Behind Tsipras: Dragasakis
... we have to distinguish two elements within the government. The first is
the rightist wing of the government led by two of the main economists,
essentially Dragasakis but also Giorgos Stathakis. And then the core leadership, Tsipras and the people around him.
The first group had a consistent line from the outset — there was
absolutely no naïveté on their part. They knew very well that the
Europeans would never accept a break with the memorandum.
This is why Dragasakis from the outset did everything he could not to
change the logic of the overall approach. He clearly sabotaged all the
attempts for Syriza to have a proper economic program, even one within
the framework that had been approved by the majority of the party. He
thought that the only thing you could get was an improved version of the
memorandum framework. He wanted his hands completely free to negotiate
the deal with the Europeans, without himself appearing too much at the
stage, he succeeded in controlling the negotiation team, especially once
Varoufakis had been sidelined.
(...)
... [blocking any 'Grexit' style option] was the obsession more particularly of Giannis Dragasakis — he made
it impossible to make any moves towards public control of the banks. He
is the man of trust actually of the bankers and sectors of big business
in Greece and has made sure that the core of the system would remain
unchanged since Syriza took power.
(...)
And then you have the other approach, that of Tsipras, which was indeed
rooted in the ideology of left-Europeanism. I think the best
illustration of that is Euclid Tsakalotos, a person who considers
himself a staunch Marxist, someone who comes from the Eurocommunist tradition, we were in the same organization for years.
(...)
What we also clearly saw in that period is that the government, the
leadership, became totally autonomous of the party. That process had
already started (...) but now
it has reached a kind of climactic level.
And the academics:
Tsakalotos said he was very disappointed by the low level of the discussion [in the European institutions]. In the interview to the New Statesman,
Varoufakis says very similar things about his own experience, although
his style is clearly more confrontational than Tsakalotos’s.

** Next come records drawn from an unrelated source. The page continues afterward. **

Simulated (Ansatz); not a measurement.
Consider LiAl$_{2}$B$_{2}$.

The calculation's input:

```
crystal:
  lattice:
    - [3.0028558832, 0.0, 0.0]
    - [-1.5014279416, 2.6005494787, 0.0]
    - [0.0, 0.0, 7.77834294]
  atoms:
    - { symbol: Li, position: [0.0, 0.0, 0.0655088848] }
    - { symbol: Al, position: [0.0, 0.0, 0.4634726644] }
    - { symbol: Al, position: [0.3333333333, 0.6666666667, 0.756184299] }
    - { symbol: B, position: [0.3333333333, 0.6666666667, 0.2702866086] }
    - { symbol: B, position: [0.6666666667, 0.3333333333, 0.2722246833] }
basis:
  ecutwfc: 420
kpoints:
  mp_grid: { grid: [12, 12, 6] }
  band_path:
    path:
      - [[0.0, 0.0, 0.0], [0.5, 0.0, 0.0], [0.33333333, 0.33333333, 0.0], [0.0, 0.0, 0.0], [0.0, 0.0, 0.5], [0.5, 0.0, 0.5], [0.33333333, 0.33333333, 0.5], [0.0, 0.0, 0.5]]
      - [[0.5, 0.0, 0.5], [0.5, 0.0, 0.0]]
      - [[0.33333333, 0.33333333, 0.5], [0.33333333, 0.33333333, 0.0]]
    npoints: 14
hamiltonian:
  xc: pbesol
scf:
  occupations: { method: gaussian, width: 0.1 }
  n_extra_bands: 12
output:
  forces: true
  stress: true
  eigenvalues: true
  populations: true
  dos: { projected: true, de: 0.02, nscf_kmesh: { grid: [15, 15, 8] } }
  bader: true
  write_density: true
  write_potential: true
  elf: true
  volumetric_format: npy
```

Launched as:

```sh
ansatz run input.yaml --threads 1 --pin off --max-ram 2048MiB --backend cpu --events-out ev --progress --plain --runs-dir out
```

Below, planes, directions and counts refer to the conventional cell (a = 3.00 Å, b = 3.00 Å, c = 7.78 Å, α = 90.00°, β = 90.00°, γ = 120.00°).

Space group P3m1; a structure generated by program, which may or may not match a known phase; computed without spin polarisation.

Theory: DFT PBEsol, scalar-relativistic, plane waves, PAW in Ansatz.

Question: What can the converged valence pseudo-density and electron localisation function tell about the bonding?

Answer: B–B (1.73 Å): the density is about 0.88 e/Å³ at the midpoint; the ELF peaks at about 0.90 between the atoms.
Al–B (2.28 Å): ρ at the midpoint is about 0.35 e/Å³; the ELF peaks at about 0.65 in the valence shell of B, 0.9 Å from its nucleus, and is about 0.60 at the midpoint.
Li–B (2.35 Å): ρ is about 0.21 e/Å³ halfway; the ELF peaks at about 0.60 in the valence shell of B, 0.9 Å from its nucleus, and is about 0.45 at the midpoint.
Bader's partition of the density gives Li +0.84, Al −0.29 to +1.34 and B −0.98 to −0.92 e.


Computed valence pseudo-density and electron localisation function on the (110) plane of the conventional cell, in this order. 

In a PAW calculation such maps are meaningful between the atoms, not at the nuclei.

From this it is quite clear that these people were expecting the
confrontation with the EU to happen along the lines of an academic
conference when you go with a nice paper and you expect a kind of nice
counter-paper to be presented.
I think this is telling about what the Left is about today. The Left
is filled with lots of people who are well-meaning, but who are totally
impotent on the field of real politics. But it’s also telling about the
kind of mental devastation wrought by the almost religious belief in
Europeanism. This meant that, until the very end, those people believed
that they could get something from the troika, they thought that between
“partners” they would find some sort of compromise, that they shared
some core values like respect for the democratic mandate, or the
possibility of a rational discussion based on economic arguments.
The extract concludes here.